The New York Post reported that during a recent conversation, Trump 2024 senior adviser Jason Miller said it was “pretty safe to say it won’t be” businessman Vivek Ramaswamy, who dropped out of the Republican primary and endorsed Trump on Monday night after winning just 7.7% of the vote and three delegates in the Iowa Caucuses. 

All year, Ramaswamy ran a campaign that was strictly complimentary and deferential to ostensible opponent Trump, prompting speculation as to his true goal. Over the weekend, Trump and several of his top social media surrogates abruptly turned on Ramaswamy as “not MAGA.”

However, Miller was far less committal on the prospect of Trump joining forces with Haley, who in addition to representing his administration at the UN served as governor of South Carolina from 2011 to 2017. The adviser merely “said he would let Trump speak about his decision,” the Post reported.

While a darling of some in the Republican establishment and the deep donor pockets of the libertarian Koch network, Haley is out of step with the Republican base on numerous issues. She has preached “consensus” on abortion and that pro-lifers aren’t nice enough to the other side, opposed Florida governor and 2024 opponent Ron DeSantis’s revocation of special government privileges to leftist corporation Disney, briefly called for an end to online anonymity, is more hawkish on foreign policy than the populist sentiment currently dominant in conservative media, as governor bowed to left-wing pressure to endorse removing the Confederate Flag from the state capitol, and in 2020 promoted Black Lives Matter’s false claim that a noose had been placed in the garage of black NASCAR driver Bubba Wallace.

Most recently, during a presidential town hall, Haley took a question from a voter who said he was “really bothe[ed]” by a September interview with Megyn Kelly in which Trump “had trouble answering the question, could a man become a woman? And I’m just wondering what, what your response to that question is?”

Haley responded by first arguing that while “Trump was the right president at the right time,” “rightly or wrongly, chaos follows him,” thanks in part to “how he communicates.” She then declared that “we should not allow any gender change surgeries to anyone before the age of 18. Period,” and that “after the age of 18, we want to make sure people can live any way they want to live.” 

“I don’t think we should ever in any way have any sort of permanent changes” with minors, she concluded, “but after 18, I’m not going to say anything.” She ended without ever answering the original question.

“She was asked the most basic question – is the sky blue, is the grass green, does the alphabet start with ‘A’ – and failed the test,” Kelly opined. “Nikki Haley knows very well what the answer to that is, but it was a pander to the radical, activist rabid trans representatives.”

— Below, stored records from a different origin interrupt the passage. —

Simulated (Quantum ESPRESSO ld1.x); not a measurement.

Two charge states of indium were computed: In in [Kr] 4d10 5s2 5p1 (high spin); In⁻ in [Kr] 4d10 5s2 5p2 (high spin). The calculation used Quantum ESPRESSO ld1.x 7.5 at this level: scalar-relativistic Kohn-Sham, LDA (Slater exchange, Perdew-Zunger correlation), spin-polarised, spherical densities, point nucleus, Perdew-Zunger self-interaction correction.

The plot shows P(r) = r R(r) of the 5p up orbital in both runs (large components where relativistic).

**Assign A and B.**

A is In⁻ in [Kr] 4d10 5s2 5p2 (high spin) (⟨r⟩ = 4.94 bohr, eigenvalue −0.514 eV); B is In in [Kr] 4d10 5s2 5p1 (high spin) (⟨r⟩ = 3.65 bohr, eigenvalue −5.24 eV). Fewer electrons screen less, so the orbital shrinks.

Nevertheless, for weeks speculation has run rampant about a Trump-Haley ticket, with possible explanations ranging from placating Republican elites ambivalent about Trump, to Trump getting access to Haley’s donors to help offset his legal bills. Various MAGA influencers have recoiled at the chatter, which Haley has bristled at but not explicitly ruled out. Trump himself, who continues to belittle Haley as “Birdbrain” and a “Globalist RINO,” said last week that he “know[s] who it’s going to be,” an announcement his campaign later downplayed as not having been discussed in “any great detail.”

Trump maintains a commanding lead for the Republican presidential nomination. He won his first primary victory on Monday in the Iowa caucuses, receiving 51% of the vote and 20 delegates to DeSantis’s 21% and nine delegates, and Haley’s 19% and eight delegates.

Fluctuating national polls currently have Trump narrowly leading a close race with Biden should the former president be nominated, although voters also say that potential convictions in his various ongoing trials will make them less likely to support him. It’s also speculated that Democrats may replace Biden with a younger Democrat such as Gavin Newsom or Dean Phillips, and it is not yet certain which candidate would lose more votes to Robert F. Kennedy Jr.’s independent presidential run.